In 1917 the workers’ protests turned into a general strike and troops mutinied, forcing the end of the monarchy in March. Seven months later Lenin’s Bolshevik Party had prevailed and the Soviet government came into being. The new government moved the capital back to Moscow in March 1918, fearing a German attack on Petrograd. The privations of the Civil War caused Petrograd’s population to drop to about 700.000, and in 1921 strikes in the city and a bloodily suppressed revolt by the sailors of nearby Kronshtadt helped to bring about Lenin’s more liberal New Economic Policy.

Petrograd was renamed Leningrad after Lenin’s death in 1924. A hub of Stalin’s 1930s industrialisation program, by 1939 it had 3.1 million people and 11% of Soviet industrial output. Yet Stalin feared it as a rival power base and the 1934 assassination of the local communist chief Sergei Kirov at Smolny was the start of his 1930s Communist Party purge.

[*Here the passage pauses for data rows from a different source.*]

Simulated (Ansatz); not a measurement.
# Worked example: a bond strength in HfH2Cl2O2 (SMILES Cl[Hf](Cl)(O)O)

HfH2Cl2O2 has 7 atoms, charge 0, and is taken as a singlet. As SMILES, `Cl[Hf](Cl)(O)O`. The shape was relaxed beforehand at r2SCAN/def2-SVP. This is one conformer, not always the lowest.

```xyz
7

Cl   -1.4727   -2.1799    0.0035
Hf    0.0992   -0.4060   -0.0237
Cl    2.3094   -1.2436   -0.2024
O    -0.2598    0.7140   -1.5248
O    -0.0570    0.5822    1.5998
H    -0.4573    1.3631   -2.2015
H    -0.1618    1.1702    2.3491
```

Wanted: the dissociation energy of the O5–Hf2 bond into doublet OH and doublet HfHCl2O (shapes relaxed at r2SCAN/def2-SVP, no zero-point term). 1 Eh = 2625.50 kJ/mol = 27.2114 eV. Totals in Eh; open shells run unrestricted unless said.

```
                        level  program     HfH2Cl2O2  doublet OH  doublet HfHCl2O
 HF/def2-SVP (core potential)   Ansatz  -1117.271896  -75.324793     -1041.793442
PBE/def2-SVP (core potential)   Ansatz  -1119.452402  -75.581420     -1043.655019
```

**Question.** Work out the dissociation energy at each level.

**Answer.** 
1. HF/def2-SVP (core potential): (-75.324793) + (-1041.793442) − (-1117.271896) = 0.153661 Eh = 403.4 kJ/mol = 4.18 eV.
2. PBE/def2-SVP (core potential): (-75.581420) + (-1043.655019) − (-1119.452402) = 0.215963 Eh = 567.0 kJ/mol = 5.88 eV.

When Germany attacked the USSR in June 1941 it took them only two and a half months to reach Leningrad. As the birthplace of Bolshevism, Hitler swore to wipe it from the face of the earth. His troops besieged the city from 8 September 1941 until 27 January 1944 but Leningrad survived and, after the war, was proclaimed a ‘hero city’. It took until 1960 for the city’s population to exceed pre-WWII levels.

During the 1960s and ‘70s Leningrad developed a reputation as a dissidents’ city with an artistic underground spearheaded by the poet Joseph Brodsky and, later, rock groups such as Akvarium. In 1989 Anatoly Sobchak, a reform-minded candidate, was elected mayor. Two years later as the USSR crumbled the city’s citizens voted to bring back the name of St Petersburg (though the region around the city remains known as Leningradskaya oblast).

During the 1990s St Petersburg became notorious for its levels of corruption and high rates of criminality. At times it seemed the local ‘Mafia’ were more in charge than the elected officials. In 1996 Sobchak was succeeded by his deputy Vladimir Yakovlev, and later ended up in comfortable selfexile in Paris after charges of corruption and fiscal mismanagement. Yakovlev’s first act after his victory was to change the title from mayor to governor.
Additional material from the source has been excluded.